GPUassert: unknown error on cudaMalloc

Hello everyone,

I am new to CUDA programming and still learning. For practice, I was trying out summing two arrays with CUDA. The following is the code:

#include <stdio.h>

#define N 10

#define gpuErrchk(ans) { gpuAssert((ans), __FILE__, __LINE__); }
inline void gpuAssert(cudaError_t code, const char *file, int line, bool abort=true)
    if (code != cudaSuccess)
        fprintf(stderr,"GPUassert: %s %s %d\n", cudaGetErrorString(code), file, line);
        if (abort) exit(code);

__global__ void add(const int *a, const int *b, int *c) {
    int tid;
    tid = blockIdx.x;
    printf("tid = %d\n", tid);
    if (tid < N)
        c[tid] = a[tid] + b[tid];

int main() {

    int a [N], b[N], c[N];
    int *dev_a, *dev_b, *dev_c;

    gpuErrchk(cudaMalloc( (void**)&dev_a, N * sizeof(int) ));
    gpuErrchk(cudaMalloc( (void**)&dev_b, N * sizeof(int) ));
    gpuErrchk(cudaMalloc( (void**)&dev_c, N * sizeof(int) ));

    for (int i = 0; i < N; i++) {
        printf("i = %d\n", i);
        a[i] = -i;
        printf("a = %d\n", a[i]);
        b[i] = i * i;
        printf("b = %d\n", b[i]);

    gpuErrchk(cudaMemcpy(dev_a, a, N * sizeof(int), cudaMemcpyHostToDevice));
    gpuErrchk(cudaMemcpy(dev_b, b, N * sizeof(int), cudaMemcpyHostToDevice));

    add<<<N,1>>>(dev_a, dev_b, dev_c);

    gpuErrchk(cudaMemcpy(c, dev_c, N * sizeof(int), cudaMemcpyDeviceToHost));

    for (int i = 0; i < N; i++) {
        printf("%d + %d = %d\n", a[i], b[i], c[i]);



    return 0;


  1. The output is: GPUassert: unknown error on line 28 (i.e. gpuErrchk(cudaMalloc( (void**)&dev_a, N * sizeof(int) ))). What would be the problem and how do I solve it?

  2. When I run the code without the gpu error check macro, I get garbage output from the add kernel and the printf inside the kernel does not give any output.

  3. Also, when I add the headers #include “cuda_runtime.h” and #include “device_launch_parameters.h”; the second header file is turning gray (using CLion) which means I am not using the header file in my code. But on line 17, I am using blockIdx.x
    Does this mean, I do not have to use both the header files to run the program? If I do have to use both the header files, why does the second one turn gray? (The code also highlights the blockIdx variable with yellow)

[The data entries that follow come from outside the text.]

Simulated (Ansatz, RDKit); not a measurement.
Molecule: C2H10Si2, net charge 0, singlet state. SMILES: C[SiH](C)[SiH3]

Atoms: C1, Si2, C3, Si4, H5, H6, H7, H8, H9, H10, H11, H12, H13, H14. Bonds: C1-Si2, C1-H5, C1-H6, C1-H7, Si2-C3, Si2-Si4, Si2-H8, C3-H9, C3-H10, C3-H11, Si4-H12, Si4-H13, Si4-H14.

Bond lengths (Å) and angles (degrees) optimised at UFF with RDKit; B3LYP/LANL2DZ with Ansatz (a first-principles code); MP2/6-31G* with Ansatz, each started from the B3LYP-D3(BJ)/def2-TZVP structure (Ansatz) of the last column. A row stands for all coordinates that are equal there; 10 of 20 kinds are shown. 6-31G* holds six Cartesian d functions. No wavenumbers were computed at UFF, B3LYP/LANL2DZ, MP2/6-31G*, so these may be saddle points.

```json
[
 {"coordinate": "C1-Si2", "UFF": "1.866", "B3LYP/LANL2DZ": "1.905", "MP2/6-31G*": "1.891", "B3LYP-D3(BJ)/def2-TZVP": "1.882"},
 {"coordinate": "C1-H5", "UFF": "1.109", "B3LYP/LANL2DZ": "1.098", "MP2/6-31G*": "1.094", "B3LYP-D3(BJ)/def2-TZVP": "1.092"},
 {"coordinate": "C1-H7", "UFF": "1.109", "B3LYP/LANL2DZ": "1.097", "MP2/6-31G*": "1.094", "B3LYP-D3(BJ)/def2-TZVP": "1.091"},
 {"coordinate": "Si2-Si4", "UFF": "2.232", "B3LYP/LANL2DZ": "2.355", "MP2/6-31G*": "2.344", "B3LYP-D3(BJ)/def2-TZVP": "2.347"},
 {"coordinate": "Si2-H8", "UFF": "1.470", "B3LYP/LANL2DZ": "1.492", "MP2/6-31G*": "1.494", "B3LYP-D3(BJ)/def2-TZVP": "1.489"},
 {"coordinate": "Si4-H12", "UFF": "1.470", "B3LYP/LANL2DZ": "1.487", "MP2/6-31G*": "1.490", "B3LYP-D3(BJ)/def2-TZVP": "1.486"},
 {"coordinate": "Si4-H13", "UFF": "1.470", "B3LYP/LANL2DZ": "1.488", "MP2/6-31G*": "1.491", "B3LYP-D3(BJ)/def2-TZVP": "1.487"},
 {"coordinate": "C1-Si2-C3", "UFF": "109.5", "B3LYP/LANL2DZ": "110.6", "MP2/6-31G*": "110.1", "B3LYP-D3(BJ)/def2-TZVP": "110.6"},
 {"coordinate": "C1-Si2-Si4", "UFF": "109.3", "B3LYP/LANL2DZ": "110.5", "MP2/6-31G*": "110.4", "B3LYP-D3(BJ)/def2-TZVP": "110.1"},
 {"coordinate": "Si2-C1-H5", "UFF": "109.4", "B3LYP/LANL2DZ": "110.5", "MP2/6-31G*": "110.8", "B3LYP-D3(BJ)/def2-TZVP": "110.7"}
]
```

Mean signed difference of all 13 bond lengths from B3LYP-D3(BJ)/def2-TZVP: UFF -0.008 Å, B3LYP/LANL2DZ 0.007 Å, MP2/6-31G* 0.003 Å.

I am using CLion on Linux with Quadro K620 and CUDA version 11.2

I apologize if the questions seem trivial, I am new to CUDA and trying to learn.

Thank you for your help.

Update: After restarting the system, the GPUassert error is gone but the output vector is all zeros (which shouldn’t be the case) and the print inside the kernel still does not produce any output.

  1. Quadro K620 is compute capability 5.0. (cc5.0)
  2. Your error checking around the kernel launch is incorrect.
  3. When asking for help its good to provide your compile command line also.

Study the proper CUDA error checking and modify your code accordingly. Then you will get a descriptive error. The problem lies in the fact that you are not compiling the code correctly. CUDA 11.2 compiles for a cc5.2 device by default.